Van Buren, "the favorite," was meanwhile reposing upon no bed of roses. He was, in very truth, "in the thick of events." His confirmation as Minister was defeated by the casting vote of Vice-President Calhoun, after the formal presentation of his credentials to the Court to which he had been accredited. It was believed that this rejection would prove the death knell to Van Buren's Presidential hopes. But it was not so to be. His rejection aroused deep sympathy, secured his nomination upon the ticket with Jackson in 1832, and for four years he presided over the great body which had so lately rejected his nomination, and as is well known, four years later he was chosen to succeed Jackson as President. Unfortunately for Calhoun, one of the ablest and purest of statesmen, he had incurred the hostility of Jackson, and never attained the goal of his ambition.
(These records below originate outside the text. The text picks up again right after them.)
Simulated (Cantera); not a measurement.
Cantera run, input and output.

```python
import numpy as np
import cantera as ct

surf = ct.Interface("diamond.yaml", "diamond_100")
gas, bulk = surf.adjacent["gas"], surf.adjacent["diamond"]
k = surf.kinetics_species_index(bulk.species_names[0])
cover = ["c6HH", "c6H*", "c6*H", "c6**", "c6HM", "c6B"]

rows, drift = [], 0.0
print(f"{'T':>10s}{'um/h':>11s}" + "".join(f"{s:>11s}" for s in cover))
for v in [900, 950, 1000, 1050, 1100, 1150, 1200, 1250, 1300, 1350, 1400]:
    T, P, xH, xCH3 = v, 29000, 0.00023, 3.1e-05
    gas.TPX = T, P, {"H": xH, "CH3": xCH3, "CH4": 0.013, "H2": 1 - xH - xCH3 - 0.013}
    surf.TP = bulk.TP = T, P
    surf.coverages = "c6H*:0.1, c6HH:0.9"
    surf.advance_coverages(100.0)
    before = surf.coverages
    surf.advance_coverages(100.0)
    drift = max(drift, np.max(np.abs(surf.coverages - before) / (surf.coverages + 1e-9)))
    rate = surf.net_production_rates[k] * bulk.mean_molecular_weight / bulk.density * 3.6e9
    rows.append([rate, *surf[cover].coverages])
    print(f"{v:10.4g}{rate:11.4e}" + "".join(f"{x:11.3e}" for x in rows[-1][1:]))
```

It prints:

During my interview with Mrs. Eaton I said to her, "Madam, you must have known General Jackson when he was President?" "Known General Jackson," she replied, "known General Jackson?" "Oh, yes," I said, "your husband was a member of his Cabinet and of course you must have known him. I would like to know what kind of a man General Jackson really was?" "What kind of a man," replied Mrs. Eaton in a manner and tone not easily forgotten. "What kind of a man—a god, sir, a god." The spirit of the past seemed over her, as with trembling voice and deep emotion she spoke of the man whose powerful and unfaltering friendship had been her stay and bulwark during the terrible ordeal through which she had passed.
Accompanying her that evening to the humble home provided for her by a distant relative, she remarked, "I have seen the time, sir, when I could have invited you to an elegant home." She then said that when Major Eaton died, he left for her an ample fortune but that some years later she unfortunately married a man younger than herself, who succeeded in getting her property into his hands and then cruelly deserted her.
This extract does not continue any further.